Claire Lehmann

Video-games: a first world obsession


Video-games are a leisure activity, played by kids, sometimes adults. When they are played by adults, they’re generally played for enjoyment, not unlike having a cold drink after a hard day’s work.

Games in general are a release from the monotony and frustrations of real life. Their primary function is to provide psychological escapism, within a safe space. People buy them, and play them for the purposes of pleasure. And like all pleasurable pastimes, they are probably best enjoyed in moderation. Like the Japanese Otaku who sacrifice the real world for their online obsessions, critics of video-games can sacrifice their grounding in reality too.

Their obsession can sometimes lead them into the land of the bizarre –

Thanks to a new cohort of culture warriors, today video-games aren’t just a leisure activity. They are now a battleground of abstract theories and warring ideologies. Critics want games to be viewed as art, replete with as many “cutting edge” political messages about racism and sexism as a New York indie gallery. But the trouble is, they are not art. They are entertainment. They are not made to make a political statement; they are made to turn a profit. McIntosh is like a food critic railing against a packet of skittles because he wants it to be a soufflé.

At the centre of this new-age cultural war is Mr. McIntosh (@radicalbytes). He is known for co-writing and producing the videos of ‘Feminist Frequency’ (Anita Sarkeesian) who hit the mainstream press this year in the New York Times and Colbert Report. From a superficial perspective, Sarkeesian and McIntosh make reasonable criticisms of video-games. It is obvious to anyone that games are hyper-masculine. And games as well as the gaming community, would benefit from having more female designers representing the female perspective. This is a no-brainer.

Ultimately, however, the problem with the type of ‘progressive’ thought as spouted by McIntosh, is that it doesn’t lend itself well to real-life circumstances. Everything is ideological; almost nothing is practical. Instead of rolling up his sleeves and creating games himself, McIntosh simply moans from the sidelines. Meanwhile, the connection between video-games and real world behaviours is a spurious one. In fact, when I asked Harvard psychologist Steven Pinker earlier this year about how we can reduce violent inclinations in young men, he suggested that video-games were instrumental for this purpose. Empirical data shows that since video-games have been around, all categories of teenage crime have declined significantly. By most people’s standards, this is a good outcome.

Media and cultural studies grads specialise in the abstract not the empirical. And their obsession with pop-culture, at the expense of real life, leads them to think and say ridiculous things. Only a person with a non-trivial amount of economic privilege, living in the luxury of the first-world, would ever be able to say something this –

Someone seems to be forgetting about  all the people in the world who do not have a wifi connection. Or who don’t go to the movies, and who have never played a video-game. I hate to break it to McIntosh, but these people do exist. And it’s a special kind of first-world privilege to forget that not everyone lives in the same culture as you do.

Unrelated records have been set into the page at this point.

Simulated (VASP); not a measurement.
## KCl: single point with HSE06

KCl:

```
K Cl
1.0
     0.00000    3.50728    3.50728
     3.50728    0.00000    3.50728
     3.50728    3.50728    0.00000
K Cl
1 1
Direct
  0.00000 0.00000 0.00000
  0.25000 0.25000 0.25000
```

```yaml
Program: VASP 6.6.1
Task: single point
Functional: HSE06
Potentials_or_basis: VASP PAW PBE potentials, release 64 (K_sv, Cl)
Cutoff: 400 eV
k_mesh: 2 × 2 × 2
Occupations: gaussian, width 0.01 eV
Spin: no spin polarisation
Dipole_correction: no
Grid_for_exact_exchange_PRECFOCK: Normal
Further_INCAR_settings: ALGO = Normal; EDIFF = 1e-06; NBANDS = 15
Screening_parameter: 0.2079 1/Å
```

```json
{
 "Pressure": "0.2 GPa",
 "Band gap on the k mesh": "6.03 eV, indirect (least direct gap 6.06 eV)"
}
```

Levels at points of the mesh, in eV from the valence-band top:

Aside from the obsession with pop-culture, at the crux of culture-war mongering today is an undying conviction that women, as a class, are oppressed. And men, as a class, are “privileged”. It follows a long tradition of left-progressive thought where one group is held up as morally pure, while another group is painted as morally corrupt.

McIntosh explores this theme in depth in his latest video, the 25 Invisible Benefits of Gaming While Male. At 1:11 one guy reads from the auto-cue: “If I enthusiastically express my fondness for video-games no-one will automatically assume I am faking my interest, just to get attention.” At 2:11 another reads: “When purchasing most major video-games in a store, chances are I will not be asked if, or assumed to be buying it for a wife, daughter or girlfriend.” These are examples of invisible male privilege.

Yet to any rational person with a three digit IQ, all these statements are evidence of, is the luxury that pop-culture critics get to live in. To imagine that the hypothetical assumptions made by a hypothetical store clerk in an imaginary store, are evidence of men’s supremacy, is to betray a deeply sheltered emotional life. In countries all over the world, the benefits of being male are not invisible at all. They include being able to work, leave the house un-chaperoned, vote, drive a car, and get an education.

Culture warriors need to realise that every time they talk about how oppressed women are when playing video-games, they are talking about a hobby which requires significant resources and time to pursue and is a sign of first-world privilege by definition. By prioritising the trivial, they ignore examples of discrimination which are profound. Women who are sold into slavery. Women who are barred from getting an education. Women who are brutally beaten for minor transgressions. Culture-warriors also insult Western women in their attempt to imagine us as delicate wallflowers in need of special protection.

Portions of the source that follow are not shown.